There's a question which asks the students to derive the following relation between S, V and N:

$S(V,N) = Nkln(V)$

A simple solution that is hinted is to use the differential form of the fundamental entropy equation and realizing the following identities (assuming an ideal gas):

$\frac{P}{T} = (\frac{\partial S}{\partial V})_{U,N}=\frac{Nk}{V}$

$ds = Nk\int \frac{dV}{V} \rightarrow \Delta S = Nkln(\frac{V_2}{V_1})$

Now, I've meditated about and have been asked by several students the following question: could we arrive to the same (or equivalent) expression through a chemical potential route? After all, we need an expression that relates S both to N and V. Unfortunately, I have not been able to give a satisfactory answer.

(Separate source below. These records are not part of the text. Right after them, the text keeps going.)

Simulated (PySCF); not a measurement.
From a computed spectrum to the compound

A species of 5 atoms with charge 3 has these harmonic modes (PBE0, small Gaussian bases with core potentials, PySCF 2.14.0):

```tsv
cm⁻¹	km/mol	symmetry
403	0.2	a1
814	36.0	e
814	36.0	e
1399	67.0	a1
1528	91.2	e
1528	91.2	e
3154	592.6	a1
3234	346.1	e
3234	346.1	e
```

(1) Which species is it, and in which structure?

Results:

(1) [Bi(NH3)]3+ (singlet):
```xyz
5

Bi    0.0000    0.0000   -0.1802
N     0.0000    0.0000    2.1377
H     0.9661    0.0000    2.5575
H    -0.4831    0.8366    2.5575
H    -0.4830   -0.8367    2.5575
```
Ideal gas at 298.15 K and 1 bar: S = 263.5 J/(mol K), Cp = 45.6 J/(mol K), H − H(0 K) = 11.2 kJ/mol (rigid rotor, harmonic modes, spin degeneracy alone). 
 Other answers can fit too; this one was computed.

Here's what I've tried, arriving to some ugly looking equation that intuitively looks incorrect to me:

Use the definition: $\frac{\mu_j}{T}=-(\frac{\partial S}{\partial N_j})_{U,V,N_{j\neq i}}$, which also stems from the fundamental differential entropy equation.

Now I make the assumption that the chemical potential is equal to the density of molecules in the ideal gas. This is what I'm most dubious about, although I couldn't think of another way in which to have a relation to it. If that holds, I can then write the following identities:

$\mu = \frac{n}{V}$ then $P=\mu kT$

$\frac{-P}{T^2k} = \frac{\mu}{T} = (\frac{\partial S}{\partial N_j})_{U,V,N_{j\neq i}}$

Now because $P = \frac{nkT}{V}$,

$\frac{-P}{T^2k} = \frac{-nkT}{VT^2k}=\frac{-n}{VT}=(\frac{\partial S}{\partial N_j})_{U,V,N_{j\neq i}}$

Which I think can be solved:

$\int dS = \int \frac{-n}{VT}dn \rightarrow \Delta S = -\frac{\Delta n^2}{2VT}$

This result doesn't really make much sense to me (a negative entropy (?)). I'm a bit confused, because the first 'route' seems so simple but this second attempt looks fairly involved.

So, what I wrong in my logic? Apologies beforehand if I'm doing something egregiously wrong, it's been awhile since I've had to solve these 'pen and paper' problems.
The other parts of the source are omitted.